Australia’s first large dam and one of the world’s earliest arch dams has been given the State’s highest level of heritage protection.
NSW Minister for Heritage, Robyn Parker, announced last week (Friday 23 March) that Lake Parramatta Dam had been added to the State Heritage Register, recognising its importance to Australia’s engineering heritage.
“Dating from 1853, Lake Parramatta Dam is a sandstone cylindrical arch dam with a vertical face that became a prototype for later concrete cylindrical arch dams,” Ms Parker said.
“The Dam has long been recognised by the engineering fraternity as a landmark dam. It is understood to have set the design precedent for later concrete cylindrical arch dams in Australia as well as internationally.
“Listing on the State Heritage Register is additional recognition and also reflects the dam’s importance to local history and will ensure it is preserved for future generations.”
The Liberal MP for Baulkham Hills David Elliott welcomed the heritage listing of the Lake Parramatta Dam.
“I congratulate the Office of Environment and Heritage and the Heritage Council in preserving this important piece of history for the people of western Sydney,” Mr Elliott said
The dam is believed to have been designed by Captain Percy Simpson, an important figure in NSW colonial history, who also supervised the construction of Great North Road.

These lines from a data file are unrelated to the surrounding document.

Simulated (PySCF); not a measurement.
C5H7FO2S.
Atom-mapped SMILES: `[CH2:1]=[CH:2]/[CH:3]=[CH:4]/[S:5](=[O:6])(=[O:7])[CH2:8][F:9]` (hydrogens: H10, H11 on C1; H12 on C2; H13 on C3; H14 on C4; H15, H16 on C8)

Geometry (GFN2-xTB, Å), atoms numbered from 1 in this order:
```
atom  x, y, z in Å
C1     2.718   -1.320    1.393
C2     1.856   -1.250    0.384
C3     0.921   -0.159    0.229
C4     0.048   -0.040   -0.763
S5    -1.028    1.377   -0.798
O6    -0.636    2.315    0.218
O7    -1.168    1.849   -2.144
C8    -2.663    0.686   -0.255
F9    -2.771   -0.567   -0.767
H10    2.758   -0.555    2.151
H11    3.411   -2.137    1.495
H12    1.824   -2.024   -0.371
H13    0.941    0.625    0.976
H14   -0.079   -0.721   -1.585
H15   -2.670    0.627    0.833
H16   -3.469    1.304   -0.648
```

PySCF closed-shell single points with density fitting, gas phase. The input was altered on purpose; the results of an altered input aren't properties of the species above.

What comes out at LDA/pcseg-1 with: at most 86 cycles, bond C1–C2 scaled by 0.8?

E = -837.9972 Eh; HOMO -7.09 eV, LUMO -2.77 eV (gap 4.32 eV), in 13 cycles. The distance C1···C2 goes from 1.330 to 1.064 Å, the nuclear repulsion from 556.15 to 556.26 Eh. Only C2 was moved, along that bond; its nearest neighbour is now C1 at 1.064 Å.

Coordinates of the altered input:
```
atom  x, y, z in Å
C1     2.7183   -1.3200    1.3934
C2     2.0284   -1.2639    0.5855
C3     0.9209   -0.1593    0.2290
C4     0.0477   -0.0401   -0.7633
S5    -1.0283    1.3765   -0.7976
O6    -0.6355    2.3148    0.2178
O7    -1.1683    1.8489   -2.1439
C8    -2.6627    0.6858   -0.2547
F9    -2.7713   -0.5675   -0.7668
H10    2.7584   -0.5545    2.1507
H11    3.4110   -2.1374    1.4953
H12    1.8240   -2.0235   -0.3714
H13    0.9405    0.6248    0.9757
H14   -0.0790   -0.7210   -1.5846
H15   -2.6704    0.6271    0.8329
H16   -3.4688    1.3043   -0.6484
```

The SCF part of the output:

Lake Parramatta Dam was originally built to supply drinking water to the rapidly growing colonial settlement of Parramatta, but is now used for water storage and is a landmark feature of Lake Parramatta Reserve, a popular recreation area.
State heritage listing means that the site is protected under the Heritage Act for future generations, and that any major works on the site would be subject to decisions or advice from the Heritage Council of NSW.